1. Issuance of Notice

2. Opportunity to Present the Case

3. Opportunity to Rebut Adverse Opportunity

1.    Issuance of Notice      

The first and the foremost principle of natural justice is that no one should be condemned unheard. In the absence of notice of the kind and such reasonable opportunity, the order passed becomes non-est.[5]

2. Opportunity to Present the Case

The opportunity of being heard should be real, reasonable and effective. The same should not be for name sake. It should not be a paper opportunity.[6]  Adequate & proper opportunity of hearing should be provided to ensure fair hearing and fair deal to the assessee. [7] Where a decision is based upon a document in a proceeding, copy of the same should be provided to the affected party. Otherwise, it would violate the principles of natural justice as the opportunity of being heard should be an effective opportunity and not an empty formality.[8]

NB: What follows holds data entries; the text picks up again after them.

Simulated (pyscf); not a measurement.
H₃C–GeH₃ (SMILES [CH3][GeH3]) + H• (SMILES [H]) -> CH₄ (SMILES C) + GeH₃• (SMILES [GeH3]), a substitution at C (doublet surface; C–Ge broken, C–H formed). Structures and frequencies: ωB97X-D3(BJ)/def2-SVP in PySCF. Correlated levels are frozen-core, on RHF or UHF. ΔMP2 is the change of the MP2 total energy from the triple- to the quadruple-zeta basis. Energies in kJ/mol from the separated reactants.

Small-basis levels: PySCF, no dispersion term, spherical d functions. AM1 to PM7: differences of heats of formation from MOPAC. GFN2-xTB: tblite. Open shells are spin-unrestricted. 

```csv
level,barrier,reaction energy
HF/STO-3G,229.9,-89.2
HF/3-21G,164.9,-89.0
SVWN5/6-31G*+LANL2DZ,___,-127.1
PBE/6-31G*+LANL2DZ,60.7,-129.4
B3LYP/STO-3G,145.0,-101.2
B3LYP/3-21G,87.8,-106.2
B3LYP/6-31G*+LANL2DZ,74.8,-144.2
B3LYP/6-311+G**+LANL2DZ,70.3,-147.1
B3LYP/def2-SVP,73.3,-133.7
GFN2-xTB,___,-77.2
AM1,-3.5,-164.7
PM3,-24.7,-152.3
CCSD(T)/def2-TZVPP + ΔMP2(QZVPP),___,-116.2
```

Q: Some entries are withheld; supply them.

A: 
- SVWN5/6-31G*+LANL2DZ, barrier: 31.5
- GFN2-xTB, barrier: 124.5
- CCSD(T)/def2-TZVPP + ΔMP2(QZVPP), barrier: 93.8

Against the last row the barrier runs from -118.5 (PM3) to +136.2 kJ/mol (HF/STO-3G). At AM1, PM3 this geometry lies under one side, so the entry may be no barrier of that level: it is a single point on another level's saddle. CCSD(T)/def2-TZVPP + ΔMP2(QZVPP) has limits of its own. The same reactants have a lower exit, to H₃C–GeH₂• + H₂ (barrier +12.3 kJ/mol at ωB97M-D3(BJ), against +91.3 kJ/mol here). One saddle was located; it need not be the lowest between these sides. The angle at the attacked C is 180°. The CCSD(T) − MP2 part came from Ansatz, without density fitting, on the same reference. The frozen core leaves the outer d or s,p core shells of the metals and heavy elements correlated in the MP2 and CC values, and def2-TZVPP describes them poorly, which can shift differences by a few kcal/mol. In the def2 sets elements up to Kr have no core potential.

3. Opportunity to Rebut Adverse Evidences

The important facet of giving effect to one’s fair opportunity is through the right of cross-examination. The Supreme Court has held that when statements of witnesses are made basis of demand, not allowing assessee to cross-examine witnesses is a serious flaw renders order nullity, as it amounts to violation of principles of natural justice. Further the court held that  it is not for adjudicating authority or Tribunal to have guesswork as to for what purposes assessee wanted to cross-examine witnesses and what extraction assessee wanted from them.[9]

Emphasis is being made here that the principles of Natural Justice are not discretionary but required to be implemented mandatorily. The Supreme Court has observed that the principles of natural justice are those rules which have been laid down by courts as being the minimum protection of the rights of the individual against the arbitrary procedure that may be adopted by a judicial, Quasi–judicial and administrative authority while making an order affecting those rights. These rules are intended to prevent such authority from doing injustice. [10]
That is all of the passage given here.